Re: [PATCH] semaphore fairness patch against test11-pre6

From: Andrew Morton (andrewm@uow.edu.au)
Date: Sun Nov 19 2000 - 07:51:00 EST


Linus Torvalds wrote:
>
> ...
> But the algorithm itself should allow for other values. In fact, I think
> that you'll find that it works fine if you switch to non-exclusive
> wait-queues, and the only reason you see the repeatable D states is
> exactly the case where we didn't "take" the semaphore even though we were
> awake, and that basically makes us an exclusive process that didn't react
> to an exclusive wakeup.
>
> (Think of it this way: with the "inside" patch, the process does
>
> tsk->state = TASK_INTERRUPTIBLE;
>
> twice, even though there was only one semaphore that woke it up: we
> basically "lost" a wakeup event, not because "sleepers" cannot be 2, but
> because we didn't pick up the wakeup that we might have gotten.
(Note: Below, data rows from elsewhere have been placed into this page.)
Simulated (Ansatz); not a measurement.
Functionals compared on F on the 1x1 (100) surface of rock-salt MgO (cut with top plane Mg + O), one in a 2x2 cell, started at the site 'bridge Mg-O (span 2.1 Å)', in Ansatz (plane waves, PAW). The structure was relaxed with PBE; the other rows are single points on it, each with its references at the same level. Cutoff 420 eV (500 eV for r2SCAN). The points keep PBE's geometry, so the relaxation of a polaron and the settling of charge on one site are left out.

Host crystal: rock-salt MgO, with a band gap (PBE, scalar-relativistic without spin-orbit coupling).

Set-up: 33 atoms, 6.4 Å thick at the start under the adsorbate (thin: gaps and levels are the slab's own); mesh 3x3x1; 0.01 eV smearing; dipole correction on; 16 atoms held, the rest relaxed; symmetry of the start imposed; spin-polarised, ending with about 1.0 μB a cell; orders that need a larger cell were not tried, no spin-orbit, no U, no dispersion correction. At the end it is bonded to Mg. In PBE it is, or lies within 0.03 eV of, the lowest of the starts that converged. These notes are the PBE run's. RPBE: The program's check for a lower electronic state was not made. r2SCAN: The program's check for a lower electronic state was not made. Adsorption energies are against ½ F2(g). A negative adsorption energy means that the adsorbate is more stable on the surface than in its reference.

I don't see a path where David's patch can cause a lost wakeup in the
way you describe.

> Instead of the "goto inside", how about just doing it without the "double
> sleep", and doing something like
>
> tsk->state = TASK_INTERRUPTIBLE;
> add_wait_queue_exclusive(&sem->wait, &wait);
>
> spin_lock_irq(&semaphore_lock);
> sem->sleepers ++;
> + if (sem->sleepers > 1) {
> + spin_unlock_irq(&semaphore_lock);
> + schedule();
> + spin_lock_irq(&semaphore_lock);
> + }
> for (;;) {
>
> The only difference between the above and the "goto inside" variant is
> really that the above sets "tsk->state = TASK_INTERRUPTIBLE;" just once
> per loop, not twice as the "inside" case did. So if we happened to get an
> exclusive wakeup at just the right point, we won't go to sleep again and
> miss it.

This still causes stuck processes. There's a bonnie++ test which hammers
pipes. It's quite easy to get four instances of bonnie++ stuck on a pipe
semaphore. This is with your suggested change applied to both __down and
__down_interruptible, BTW. Switching both functions to use non-exclusive
waitqueues didn't help. Still missing a wakeup somewhere.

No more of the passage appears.